Vast hydrocarbon deposits await discovery and development in deepwater basins around the world. As an industry, we are challenged to profitably recover these resources while dealing with the price volatility of the commodity that drives our fortunes.
We have made amazing strides toward this end in the past decade. The fact remains that the business of deepwater development is complex and continuously evolving, Capital outlays are large and consequences of failure severe.
Step changes in subsurface and drilling technology have enabled us to find and characterize reservoirs with greater certainty, then recover more hydrocarbons with fewer wells in increasingly deeper water.
The other challenge we confront is the continuous reduction in costs and cycle time to first oil or gas for field development infrastructure above the mud line in locations that are progressively deeper and more remote.
In a recent survey, operators with extensive deepwater portfolios identified field development system selection, project execution, technology development, and quality teams as critical success factors for profitable development. An underlying premise was that there was to be no compromise in health, safety, and environment, or in effective management of risk.
The process of matching the field development scheme to the reservoir and site characteristics is a critical and daunting task, yet fundamental for ensuring success. Ironically, pressures to accelerate developments have pushed many project teams to limiting or skipping this process.
There are a large number of variables involved in the decision-making requiring highly skilled, culturally diverse, multi-disciplinary teams. Unfortunately, there is a relative dearth and availability of quality project performance data and benchmarks, and no simple road map to get us there.
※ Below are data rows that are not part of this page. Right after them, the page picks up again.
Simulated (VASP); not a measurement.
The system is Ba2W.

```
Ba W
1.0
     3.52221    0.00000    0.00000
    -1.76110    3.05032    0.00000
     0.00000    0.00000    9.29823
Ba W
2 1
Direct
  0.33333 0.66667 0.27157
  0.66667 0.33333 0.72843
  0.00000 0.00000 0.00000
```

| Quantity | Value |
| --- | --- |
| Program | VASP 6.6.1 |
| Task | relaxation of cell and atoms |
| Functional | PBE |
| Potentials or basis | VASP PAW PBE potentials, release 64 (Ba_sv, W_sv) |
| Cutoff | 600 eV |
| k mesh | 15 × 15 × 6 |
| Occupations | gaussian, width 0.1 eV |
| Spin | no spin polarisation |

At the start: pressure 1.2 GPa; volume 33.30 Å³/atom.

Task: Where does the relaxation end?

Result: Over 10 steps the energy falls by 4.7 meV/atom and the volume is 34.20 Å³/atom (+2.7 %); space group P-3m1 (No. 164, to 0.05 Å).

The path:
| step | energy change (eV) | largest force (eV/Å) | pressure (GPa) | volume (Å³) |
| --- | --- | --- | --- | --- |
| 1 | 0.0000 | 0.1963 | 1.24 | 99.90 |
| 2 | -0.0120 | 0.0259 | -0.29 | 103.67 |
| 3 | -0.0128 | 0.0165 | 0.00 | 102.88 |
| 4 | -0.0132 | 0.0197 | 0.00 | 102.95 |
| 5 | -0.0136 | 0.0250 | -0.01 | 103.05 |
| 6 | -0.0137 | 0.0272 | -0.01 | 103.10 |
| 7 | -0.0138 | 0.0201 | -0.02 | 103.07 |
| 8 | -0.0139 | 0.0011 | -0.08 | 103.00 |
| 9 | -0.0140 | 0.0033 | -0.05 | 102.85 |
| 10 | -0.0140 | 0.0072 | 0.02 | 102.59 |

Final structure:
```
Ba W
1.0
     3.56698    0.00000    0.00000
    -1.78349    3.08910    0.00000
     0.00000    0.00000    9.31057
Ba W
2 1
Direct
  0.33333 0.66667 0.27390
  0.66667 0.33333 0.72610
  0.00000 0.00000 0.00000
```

Industry has successfully developed both "wet" and "dry" tree solutions, considered reasonably mature in up to 5,000 ft, that offer flexibility in tackling developments. An analysis of various deepwater projects installed worldwide reveals no clear relationship or trend between capital cost per BOE produced and water depth or field size, whether they were subsea tiebacks, spars, tension leg platforms, floating production, storage, and offloading (FPSO) units, or semisubmersible platforms.
In the survey, operators indicated that a majority would pick the option that best fits field characteristics, but having done so, would choose field-proven designs to reduce risk and cycle time. Companies place a high value on standardized facilities, but are pragmatic in recognizing that one size or concept will not fit all situations.
Over 80% of discovered deepwater fields have reserves of 100 million BOE or less, a majority of which are, or will be, developed as subsea tiebacks to existing or new production hubs. Recognizing that the key to expanding the commercial envelope of future deepwater reserves is to reliably increase step-out distances, industry is devoting significant resources to developing enabling technologies in this area.
Wet and dry tree production hubs will continue to anchor future developments. Operators tend to prefer dry tree solutions to develop complex reservoirs, requiring frequent well intervention and that can largely be depleted from a single drill center. Technical issues and high costs of extending dry tree platform production risers beyond 5,000 ft will require breakthrough technologies. Wet tree platforms offer greater flexibility to well count and transparency to water depth, and will require extensions of current technology to enable production in 10,000 ft. Many operators believe that future ultra-deepwater developments will utilize subsea trees.
Operators place a higher value on proven execution capability than proven technology. Consider that FPSOs, regarded as the most mature deepwater production technology, continue to experience unwelcome surprises ascribed to a combination of poor execution and aggressive scheduling.
Predictability of cost, schedule, and quality of delivered product is more important than low cost. Some operators have realized significant reductions in cost and cycle time by systematically employing a strategy of repetition, refinement, continuity of project and contractor teams, and effective transfer of lessons learned. Operators apparently place a high premium on contractors with experience and track records, and quality of personnel on project teams was critical in contractor selection and project success.
Reducing costs in ultra-deepwater will require technology development. It is important to focus on those technology's that will provide the biggest bang for the buck. System and value engineering processes have identified high impact technologies. Not surprisingly, subsea and downhole technologies offer greatest opportunities for increasing recovery, operability, and extending tieback distances.
It typically takes 5-10 years and big dollars for breakthrough technologies to progress from incubation to application. Those also come with the greatest risk of failure. As an industry, we have continually struggled to find ways to consistently and reliably fund such efforts while dealing with oil price volatility.
No discussion of deepwater challenges would be complete without the obligatory gnashing of teeth over the shortage of skilled people. Successful implementation of system selection, project execution or technology development is unattainable without a critical mass of high caliber experienced teams. Presently the supply and demand equation in seriously out of kilter. I submit that this gap poses our greatest challenge to future deepwater developments. As an industry we have failed miserably in the retention, recruitment, and training of needed skill sets. We have pontificated about the problem for years, but done little about it. Those that have, and are, will reap the benefits.